Yesterday I completed week 2 day 3 of the couch to 5k program. It feels really good to be back to running. The food on the other hand, that's still a struggle. Yea, Yea, I know it's ALWAYS going to be a struggle.
So last week the plan was to continue with the running and start tracking my food again. And, as it's been doing lately, that lasted about 2/3 of one day. The good news? I only gained .4lbs this week so it wasn't a horrible amount of damage. The better news? Yesterday was a great day! I tracked all my food, completed week 2 of C25k, and did a lot of cleaning around the house (which means I wasn't sitting on my butt all day like I've been a lot lately).

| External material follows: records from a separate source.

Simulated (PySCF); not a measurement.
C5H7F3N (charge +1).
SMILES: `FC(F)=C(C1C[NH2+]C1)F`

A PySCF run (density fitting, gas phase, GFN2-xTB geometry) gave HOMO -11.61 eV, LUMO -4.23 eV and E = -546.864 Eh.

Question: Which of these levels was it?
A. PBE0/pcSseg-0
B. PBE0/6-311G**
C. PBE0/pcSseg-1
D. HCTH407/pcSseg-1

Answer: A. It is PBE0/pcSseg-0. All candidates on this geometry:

Of course the BEST news?!?! I'm feeling more and more hopeful that this Humira is working! I am now down to 10mg of prednisone (from 40mg) and have completed my first 6 starter doses of the Humira. I still feel the BEST I've felt in a long time (about a year and a half) and I even feel like I continue to get better. I'm terrified to use the word remission because I don't want to speak too soon.....
Last night I spent some time planning. Those of you who know me know I'm a planner. I LOVE planning things. I've even thought about trying to get a job as a planner (like wedding planner, event planner, etc) but I don't really want to work weekends at this point in my life. Anyway....so, I started looking at the calendar, my weight, training programs and race dates. The promise I made myself was that I would not attempt another marathon until my weight starts with a 1. I didn't get any more specific than that, but I think I might be ready to do that. Maybe it'll be the motivation I need to stop eating and get my butt back in gear.
I know you all probably think I'm crazy that I'm just barely starting to feel better and I'm already planning on another marathon. It's not like I'm looking at doing this marathon tomorrow. This is what helps me. It helps me to realize that if I stop this terrible cycle now, I might actually be able to write a positive post next year about what a difference a year makes. And between now and whenever this marathon happens, I plan to get back on the race wagon. I plan to come back better and get even stronger (and smaller) than I was at my best.
And with that I'll leave you...until another day!
Never underestimate the power of positive thinking!